Data Engineers are responsible for extracting data from disparate sources into a centralised storage location, as well as incrementally and progressively improving the quality of the data, as it moves through each layer of the data platform.

Their responsibilities often include:

Designing, building and maintaining data pipelines, which manage data flow from source to storage to consumer tools
Transforming raw data to clean reliable data
Ensuring the quality and integrity of data

Data Engineers are faced with a number of challenges, such as:

Complex data ingestion methods
Supporting key engineering principles, such as:
- Agile
- CI/CD
- Version Control
- Isolating the development, test and production environments
Managing third-party orchestration tools

Databricks

Databricks is a centralised, managed platform for data. In a typical Databricks architecture, data is ingested from a variety of sources to a storage system. It is then processed, cleaned and made-ready for consumers. The process is orchestrated and includes governance and security.
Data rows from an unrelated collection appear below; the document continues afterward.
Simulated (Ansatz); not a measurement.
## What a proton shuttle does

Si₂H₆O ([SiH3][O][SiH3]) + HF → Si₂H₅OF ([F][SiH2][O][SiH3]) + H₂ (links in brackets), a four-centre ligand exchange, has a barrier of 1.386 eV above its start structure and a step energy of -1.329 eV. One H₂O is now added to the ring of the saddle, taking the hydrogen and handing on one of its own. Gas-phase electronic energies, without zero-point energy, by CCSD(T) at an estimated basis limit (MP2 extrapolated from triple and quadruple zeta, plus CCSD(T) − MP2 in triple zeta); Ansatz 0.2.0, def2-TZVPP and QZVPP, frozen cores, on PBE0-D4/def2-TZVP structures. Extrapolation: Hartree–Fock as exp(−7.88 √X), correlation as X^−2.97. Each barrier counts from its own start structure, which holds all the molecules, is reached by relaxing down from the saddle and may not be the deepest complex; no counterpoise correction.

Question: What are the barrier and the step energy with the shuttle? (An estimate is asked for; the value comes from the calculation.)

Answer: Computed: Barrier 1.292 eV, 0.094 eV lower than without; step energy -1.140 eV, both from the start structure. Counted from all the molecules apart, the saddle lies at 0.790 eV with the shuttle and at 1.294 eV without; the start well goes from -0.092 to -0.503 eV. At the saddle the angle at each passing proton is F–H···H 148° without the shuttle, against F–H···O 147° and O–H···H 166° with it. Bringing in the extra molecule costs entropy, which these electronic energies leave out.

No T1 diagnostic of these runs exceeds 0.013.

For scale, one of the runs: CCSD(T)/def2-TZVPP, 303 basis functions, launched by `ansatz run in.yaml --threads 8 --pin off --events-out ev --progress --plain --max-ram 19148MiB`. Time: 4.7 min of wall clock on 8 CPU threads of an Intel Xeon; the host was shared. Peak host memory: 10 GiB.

There are four key product lines in the Databricks offering:

1. Lakeflow

Lakeflow handles the Extract, Transform, Load process (ETL) and is likely the most important product for Data Engineers within the Databricks platform. It consists of three components:

Lakeflow Connect

Connect provisions connectors for ingesting data from a variety of data sources, such as applications, databases and cloud. There are three core features:

Manual File Upload

This feature allows for the upload of a file from a users local file system, directly to Databricks. Databricks supports all file types, structured, semi-structured and unstructured, when uploaded to a Volume, which represents a logical space for storage in a cloud object storage location. Volumes are intended for path based data access to the file only. For tabular data, a data table is preferred. The following file types can be manually uploaded to a data table:

CSV
TSV
JSON
Avro
Parquet
TXT

Standard connectors

This feature is used to ingest data from remote sources, such as object storage or message queues, among others.

Managed connectors

This feature is used to ingest data from enterprise sources such as Software as a Service (SaaS) or Databases, among others. Managed connectors leverage incremental read/writes and are fast, scalable and cost-effective.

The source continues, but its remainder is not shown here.